Keir Starmer addresses the TUC today and – such is the nature of these events – we already know what he is ‘expected to say’. Starmer will condemn employers (recent examples include British Gas and British Airways) that have fired staff only to re-hire them on less favourable terms and conditions. According to the Guardian he will say that such practices are:
‘not just wrong but against British values’
and that:
‘These tactics punish good employers, hit working people hard and harm our economy. After a decade of pay restraint – that’s the last thing working people need, and in the middle of a deep recession – it’s the last thing our economy needs.’
Now we are some four years away from a Labour Party manifesto that might actually propose a change of the law in this area, so I don’t criticise Starmer for being vague about what is actually being proposed here. What we are getting is not so much a new policy as a ‘policy flavour’ (Copyright: ‘The Thick of It’). But it is worth looking at what the law actually is on this topic before deciding whether it needs changing and what a change might look like.
The practice of dismissing employees and then reengaging them on different terms and conditions is not one confined to bad employers. It is the nuclear option in the negotiation of contractual changes, but it is one that has been used by employers of all types in both the public and private sector. The reason it is a ‘thing’ is that contracts of employment cannot just be varied unilaterally. A contract is an agreement and so any changes to it also have to be agreed by both sides. Sometimes that agreement is given in advance – where the contract includes a variation clause – but the extent to which an employer can rely on those to make major changes is not entirely clear. Normally new terms have to be negotiated – either with a recognised trade union or individual employees. If negotiations break down for any reason, the original terms continue in place.

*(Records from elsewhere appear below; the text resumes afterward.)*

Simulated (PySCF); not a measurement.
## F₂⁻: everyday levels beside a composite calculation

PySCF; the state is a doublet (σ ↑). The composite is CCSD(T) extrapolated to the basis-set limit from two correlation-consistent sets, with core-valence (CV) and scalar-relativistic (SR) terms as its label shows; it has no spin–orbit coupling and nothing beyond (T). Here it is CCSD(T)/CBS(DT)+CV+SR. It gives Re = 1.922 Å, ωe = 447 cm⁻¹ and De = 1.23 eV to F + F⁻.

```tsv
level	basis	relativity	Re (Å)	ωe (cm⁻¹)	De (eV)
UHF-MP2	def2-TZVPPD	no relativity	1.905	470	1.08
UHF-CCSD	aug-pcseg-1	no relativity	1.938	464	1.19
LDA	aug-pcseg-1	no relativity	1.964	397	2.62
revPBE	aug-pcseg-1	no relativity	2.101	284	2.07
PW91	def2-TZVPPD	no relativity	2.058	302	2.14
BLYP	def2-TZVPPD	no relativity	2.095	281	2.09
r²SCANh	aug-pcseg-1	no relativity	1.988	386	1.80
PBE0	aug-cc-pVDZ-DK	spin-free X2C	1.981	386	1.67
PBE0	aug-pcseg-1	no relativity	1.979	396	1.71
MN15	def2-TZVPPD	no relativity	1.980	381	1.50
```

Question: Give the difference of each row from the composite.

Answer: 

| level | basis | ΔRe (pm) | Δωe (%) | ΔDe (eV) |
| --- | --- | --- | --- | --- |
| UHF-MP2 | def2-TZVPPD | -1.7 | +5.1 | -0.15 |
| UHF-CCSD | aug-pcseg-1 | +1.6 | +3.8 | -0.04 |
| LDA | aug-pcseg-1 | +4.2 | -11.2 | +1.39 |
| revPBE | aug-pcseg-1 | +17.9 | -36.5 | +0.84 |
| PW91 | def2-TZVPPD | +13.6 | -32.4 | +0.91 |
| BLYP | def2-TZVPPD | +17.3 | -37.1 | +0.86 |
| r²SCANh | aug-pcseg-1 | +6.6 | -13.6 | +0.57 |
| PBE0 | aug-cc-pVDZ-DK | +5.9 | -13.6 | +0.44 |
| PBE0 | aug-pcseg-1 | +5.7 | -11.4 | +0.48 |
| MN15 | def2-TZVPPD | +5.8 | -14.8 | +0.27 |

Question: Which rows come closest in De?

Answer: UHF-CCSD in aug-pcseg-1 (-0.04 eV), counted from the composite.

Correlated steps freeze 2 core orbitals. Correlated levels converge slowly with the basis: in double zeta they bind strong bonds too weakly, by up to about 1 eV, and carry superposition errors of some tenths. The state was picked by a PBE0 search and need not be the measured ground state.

But while an employer cannot change the contract unilaterally, it can bring it to an end. By giving notice of termination the employer can end the contract that it doesn’t like and then propose a new one that the employee is free to accept or decline. Since declining the offer will leave employees out of a job we might query the extent to which they have a free choice in the matter, but that is at least the legal position.
It is easy to find examples of employers resorting to this tactic in a way that would strike most people as unfair. A successful company imposing a pay cut or reducing entitlements just because it can will not attract much sympathy. But you can equally easily give examples of employers who were just doing their best to protect as many jobs as possible. Perhaps the change is the only way that the employer can avoid widespread redundancies. Perhaps most of the workforce is willing to agree to the new arrangement and it is just being blocked by a few employees who are unwilling (or unable) to make the change.
It is not that the practice of ‘firing and re-hiring’ is in itself unfair. Rather, it is the substance of the changes being made and the wider circumstances faced by the employer that make the difference between a reasonable reorganisation and an unreasonable abuse of the employer’s power.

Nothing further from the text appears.